In this grayscale representation, every pixel’s value is mapped onto a scale from black to white. Black pixels have the lowest intensity, and white pixels have the highest intensity. Intermediate values appear as different shades of gray.

Other Representations of Single-Channel Images

We can also replace the generally used grayscale gradient with a different color gradient (colormap).

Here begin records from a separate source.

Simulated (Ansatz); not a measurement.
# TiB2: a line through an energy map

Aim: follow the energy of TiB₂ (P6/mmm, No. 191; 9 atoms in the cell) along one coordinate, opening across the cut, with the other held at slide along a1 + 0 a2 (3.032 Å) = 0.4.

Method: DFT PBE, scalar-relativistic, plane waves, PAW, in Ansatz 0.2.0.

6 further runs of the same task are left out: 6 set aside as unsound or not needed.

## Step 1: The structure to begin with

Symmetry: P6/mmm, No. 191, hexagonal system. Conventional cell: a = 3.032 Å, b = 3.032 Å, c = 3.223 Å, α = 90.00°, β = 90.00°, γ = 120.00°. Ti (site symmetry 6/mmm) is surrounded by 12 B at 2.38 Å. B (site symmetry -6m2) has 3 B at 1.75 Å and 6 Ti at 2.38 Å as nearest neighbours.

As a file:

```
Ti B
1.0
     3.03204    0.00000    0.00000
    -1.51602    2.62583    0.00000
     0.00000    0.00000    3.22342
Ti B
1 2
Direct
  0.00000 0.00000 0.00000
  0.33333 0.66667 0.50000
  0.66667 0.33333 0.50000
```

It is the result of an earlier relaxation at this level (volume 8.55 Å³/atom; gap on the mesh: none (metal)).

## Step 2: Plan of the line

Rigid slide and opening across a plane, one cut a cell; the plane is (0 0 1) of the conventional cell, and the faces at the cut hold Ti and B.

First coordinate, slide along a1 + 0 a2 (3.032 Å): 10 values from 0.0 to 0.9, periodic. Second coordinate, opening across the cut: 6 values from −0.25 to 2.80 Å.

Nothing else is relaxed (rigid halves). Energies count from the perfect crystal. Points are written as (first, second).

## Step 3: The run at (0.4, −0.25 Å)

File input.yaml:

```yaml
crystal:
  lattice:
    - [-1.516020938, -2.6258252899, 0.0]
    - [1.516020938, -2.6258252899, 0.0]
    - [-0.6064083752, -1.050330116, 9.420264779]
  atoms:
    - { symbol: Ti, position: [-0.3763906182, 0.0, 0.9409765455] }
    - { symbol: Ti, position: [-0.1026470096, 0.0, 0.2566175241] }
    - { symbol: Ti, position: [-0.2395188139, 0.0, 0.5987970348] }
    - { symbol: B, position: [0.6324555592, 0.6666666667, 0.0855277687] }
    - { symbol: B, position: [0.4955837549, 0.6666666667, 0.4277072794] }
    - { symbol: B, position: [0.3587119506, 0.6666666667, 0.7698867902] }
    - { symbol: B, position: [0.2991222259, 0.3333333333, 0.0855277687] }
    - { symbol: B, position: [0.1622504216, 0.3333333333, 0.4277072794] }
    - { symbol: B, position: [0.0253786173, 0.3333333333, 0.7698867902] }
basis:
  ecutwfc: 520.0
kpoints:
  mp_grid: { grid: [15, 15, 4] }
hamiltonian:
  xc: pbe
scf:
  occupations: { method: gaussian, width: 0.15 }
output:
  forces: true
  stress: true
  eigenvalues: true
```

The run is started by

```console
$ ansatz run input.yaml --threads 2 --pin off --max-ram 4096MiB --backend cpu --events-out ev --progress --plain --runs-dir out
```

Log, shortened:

plt.figure(figsize=(17,3.8))

plt.subplot(141)
plt.title("Blobs (binary)")
plt.imshow(blobs, cmap='binary')
plt.colorbar()

plt.subplot(142)
plt.title("Blobs (Blues)")
plt.imshow(blobs, cmap='Blues')
plt.colorbar()

plt.subplot(143)
plt.title("Blobs (viridis)")
plt.imshow(blobs, cmap='viridis')
plt.colorbar()

plt.subplot(144)
plt.title("Blobs (jet)")
plt.imshow(blobs, cmap='jet')
plt.colorbar()

plt.tight_layout()
plt.show()

As you can see, not only can we assign different values to different colors, but the general rule that a larger value means a brighter pixel and a smaller value means a darker pixel also doesn’t really apply to the above image representations.

In this case, the image can also be thought of as a heatmap. This is often the case with scientific images. Because the regular grayscale gradient cannot always represent the information we want to show from an image data.

So it is up to the researchers to pick the appropriate representation.